Everything about Drive is just cool. From its swish and pulsating soundtrack, to Nicolas Winding Refn's virtuoso direction as he paints a hypnotic portrait of Los Angeles, all the way through to Ryan Gosling's mesmerizing performance as yet another unnamed driver. Like Edgar Wright, Nicolas Winding Refn was influenced by Walter Hill's The Driver. But both filmmakers use this premise purely as a starting point, and then build their own distinctive worlds and films around it. If Edgar Wright's Baby Driver is the energetic younger brother, then Nicolas Winding Refn's Drive is the cooler, suaver eldest that you immediately recognize as cool.
The Italian Job
Every single British person can immediately recite The Italian Job from their birth. It's just indoctrinated into us. So it was inevitable that Edgar Wright would in some way be influenced by the 1969 caper heist film, which revolves around Michael Caine's Charlie Croker trying to steal $4 million dollars from the center of Turin before escaping to Switzerland. As part of this, Croker and his team partake in one of the coolest car chases in cinema history, which sees them darting around the Italian city in three minis. While The Italian Job has the Mona Lisa of endings, too, it is also just an out and out hoot.
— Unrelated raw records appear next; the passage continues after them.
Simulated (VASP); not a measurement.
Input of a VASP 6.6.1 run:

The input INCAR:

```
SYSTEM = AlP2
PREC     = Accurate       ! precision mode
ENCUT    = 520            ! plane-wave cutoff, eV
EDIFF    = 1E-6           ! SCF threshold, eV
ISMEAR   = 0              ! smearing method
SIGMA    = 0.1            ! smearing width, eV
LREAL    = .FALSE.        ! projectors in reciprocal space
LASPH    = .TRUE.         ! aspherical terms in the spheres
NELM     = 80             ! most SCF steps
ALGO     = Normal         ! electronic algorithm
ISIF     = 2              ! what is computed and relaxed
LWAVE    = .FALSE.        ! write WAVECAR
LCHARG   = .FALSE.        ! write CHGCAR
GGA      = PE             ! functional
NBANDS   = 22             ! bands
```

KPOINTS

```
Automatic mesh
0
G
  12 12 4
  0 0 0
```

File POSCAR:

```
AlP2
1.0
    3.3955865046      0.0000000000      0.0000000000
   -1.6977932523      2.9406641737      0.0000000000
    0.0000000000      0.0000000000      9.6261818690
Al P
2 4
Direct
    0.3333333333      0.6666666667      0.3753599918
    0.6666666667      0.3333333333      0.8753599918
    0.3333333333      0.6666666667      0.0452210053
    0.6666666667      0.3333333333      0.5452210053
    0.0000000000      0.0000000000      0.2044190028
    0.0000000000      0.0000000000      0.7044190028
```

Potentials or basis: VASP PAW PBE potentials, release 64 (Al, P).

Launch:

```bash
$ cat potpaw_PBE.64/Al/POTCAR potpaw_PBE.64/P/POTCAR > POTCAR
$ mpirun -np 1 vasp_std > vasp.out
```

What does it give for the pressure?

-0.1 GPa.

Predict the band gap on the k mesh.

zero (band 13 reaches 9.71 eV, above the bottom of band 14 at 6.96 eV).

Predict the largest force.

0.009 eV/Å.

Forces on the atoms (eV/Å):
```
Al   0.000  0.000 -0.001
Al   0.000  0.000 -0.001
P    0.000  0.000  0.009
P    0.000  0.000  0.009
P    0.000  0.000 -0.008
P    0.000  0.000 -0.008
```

Stanley Kubrick's most underrated film, The Killing, is meticulous, slick, audacious, and thoroughly engrossing. The Killing revolves around a gang of thieves attempting to rob $2 million from the money-counting room inside a racetrack, and Stanley Kubrick makes sure that we see every step of the way. It all ticks along to the dulcet tones of Art Gilmore's omnipresent narrator, who keeps us up to date with every minute and second of the crime. With The Killing, Stanley Kubrick took a recognized genre/story and flipped it on its head, in the process creating one of the most original and captivating crime films ever released. Much like Edgar Wright has now done with Baby Driver.